If you have been listening to what Michael Pollan has been saying, you know that eating less meat and more plants is healthier for us and our planet. With the holidays quickly approaching, this may not be the easiest time to change steadfast traditions like a 24-hour-Thanksgiving-turkey-binge. I am starting to think about meat more as a side dish or flavoring, rather than as the main attraction but I’m not quite ready to go cold turkey. A little bacon (especially from Skagit River Ranch ) can go a long way toward bringing any vegetable up to the standards set by even the most avid carnivores.
I’ll admit that I don’t have many purely vegetarian entrees in my current repertoire so when I saw a complete Thanksgiving feast in the latest Gourmet, I had to try some of the dishes. Not that I’ll be serving Mushroom and Farro Pie for Turkey Day but it is definitely delicious enough for a dinner party. This dish stars our poster child of Pacific Northwest grains — farro, which in itself was enough to get me to try this recipe. If you haven’t tried farro yet, we have some great recipes on the blog — farro risotto and farro with herbs. This pie reminded me of the mushroom strudel I used to make years ago from Mollie Katzen’s classic, The Moosewood Cookbook. Does anyone else remember that dish?
I’m not going to recount the entire recipe here since it is rather long and you can find it on Gourmet’s website but here are a few things worth noting. Their method of cooking farro, which btw you can get from Bluebird Grain Farms , was much faster than what I’ve done in the past. You cover the farro with cold water and soak for 30 minutes before cooking, drain and then simmer in more water for 20 minutes. Voila! It’s done. I also used mixed wild mushrooms rather than the creminis they suggested. Most of the rest of the ingredients can be found locally. I even found a local brand of puff pastry made by Aussie Bakery.
I served Mushroom and Farro Pie with Parmesan-Roasted Butternut Squash also from Gourmet and a dish I wouldn’t hesitate to include in a non-vegetarian Thanksgiving feast or any time for that matter. Couldn’t have been easier and was so incredible I have to give you the recipe. Yum — a new favorite is discovered.

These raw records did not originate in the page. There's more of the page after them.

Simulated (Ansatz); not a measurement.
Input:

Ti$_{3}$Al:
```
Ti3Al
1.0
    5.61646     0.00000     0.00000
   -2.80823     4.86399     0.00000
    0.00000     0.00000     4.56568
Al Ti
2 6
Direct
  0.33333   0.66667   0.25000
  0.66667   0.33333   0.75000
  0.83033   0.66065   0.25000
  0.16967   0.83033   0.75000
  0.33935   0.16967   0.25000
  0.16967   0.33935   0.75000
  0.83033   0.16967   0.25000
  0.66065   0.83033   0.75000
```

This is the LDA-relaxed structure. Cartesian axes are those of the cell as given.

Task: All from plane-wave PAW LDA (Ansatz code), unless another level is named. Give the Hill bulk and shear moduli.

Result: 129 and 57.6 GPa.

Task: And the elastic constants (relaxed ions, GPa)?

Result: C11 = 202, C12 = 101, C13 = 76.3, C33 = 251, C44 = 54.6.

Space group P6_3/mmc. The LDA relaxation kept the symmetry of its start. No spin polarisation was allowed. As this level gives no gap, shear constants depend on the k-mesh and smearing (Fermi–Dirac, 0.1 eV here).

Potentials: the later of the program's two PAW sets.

Parmesan-Roasted Butternut Squash
1 Butternut Squash, peeled and cut into 1″ pieces
3/4 cup heavy cream
3 sage leaves cut into strips
2/3 cup grated Parmesan cheese
Preheat the oven to 400 degrees
Toss squash with cream, sage, salt & pepper in a shallow baking dish.
Bake covered for 30 minutes.
Stir in 1/2 cheese and sprinkle the rest on top.
Roast, uncovered, for about 30 minutes more until the squash is tender and the top is golden brown.
Let it stand for 10 minutes before serving so the cream can thicken.
If you make the farro pie at the same time, you can bake them together, switching positions half-way through.